Posts Tagged ‘schedules’

. . . don’t you think?

Thursday, November 29th, 2007

It is funny to me that I was talking yesterday about the need for freelancers to take on faith that projects will materialize when you need the work and I just found out that a show I had shelved will be happening this spring.

The Madness of Day which I had all but assumed would not come to pass will be playing this March in New York City. Almost a year to the day from the last time the dates were postponed, Madness will open.

It is a beautiful text and I am looking forward to seeing it come to life. I’ll probably have to go back and do all that Film Noir research again. Oh, woe is me!

just passing the time

Wednesday, November 28th, 2007

One of the most difficult things about freelancing is the scheduling. Gigs come as they do, some fit perfectly and others pile on top of one another like a car wreck. At one point the first few months of 2008 looked like it would fit together like a beautiful jigsaw puzzle. Then a commercial Off-Broadway play(more news on that once contracts are finalized) had to shift dates. This caused it to land firmly in the lap of two other projects. One of these projects had to be dropped and the other will be teched as the Off-B’way show is in previews.

It all works, but everything is just a little more stress and not as neat as would be ideal. The result is that much of my January is left open at the moment.

I have a number of exciting projects lined up for the winter and fall. At the same time a lot is up in the air. I may end up fully booked or there may be several stretches like this coming January.

Not knowing you have work can be one of the most frustrating things about freelancing. The best thing about a regular job is the regularity. Even if the pay is bad and the hours are worse, you know at the end of the month you will be getting a pay check. It will come when it is supposed to and will be roughly the same amount as it was the last time.

This is not the case with freelancing. Rather one must take on faith that work will materialize. I have been rather fortunate in the last few years with work showing up when I have the space in my calendar. 2008 looks to be continuing this trend. While I do still have several gaps I would love to fill, I have work booked through to next September.

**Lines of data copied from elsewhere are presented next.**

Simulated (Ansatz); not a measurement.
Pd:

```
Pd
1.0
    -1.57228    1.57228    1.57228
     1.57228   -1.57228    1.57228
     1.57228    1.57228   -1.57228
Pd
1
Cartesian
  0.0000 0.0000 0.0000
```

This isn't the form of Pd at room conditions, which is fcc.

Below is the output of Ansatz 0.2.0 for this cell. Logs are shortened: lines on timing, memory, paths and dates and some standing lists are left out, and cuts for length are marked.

I have a good feeling about this next year. I can hardly wait to see what it provides!

Missed Connections

Sunday, September 30th, 2007

The best thing about freelancing is the flexibility it affords my schedule. If I want to take a vacation there is no boss I need to check in with, no “vacation time” I need to contend with, etc.

It is also the worst aspect of the job.

When projects pile up one on top of the other it can be difficult if not impossible to get them all sorted out. I find myself at times with several people all wanting to put up shows the same week and then the week after is empty. Just part of the job.

The other day I was asked to participate in a forum for emerging designers to showcase their work. It sounded like a really great opportunity and an interesting event. Trouble is, I will be working out of town. Still, being asked is always nice.

This also has a tendency to filter over into my personal life. Scheduling time with friends can be quite difficult. If they also freelance in the theatre their schedules tend to be as crazy as mine. If they don’t then they often only have these things called “weekends” during which to do socializing. Sunday nights are no good because they go off to work the next day, while I often have the day free.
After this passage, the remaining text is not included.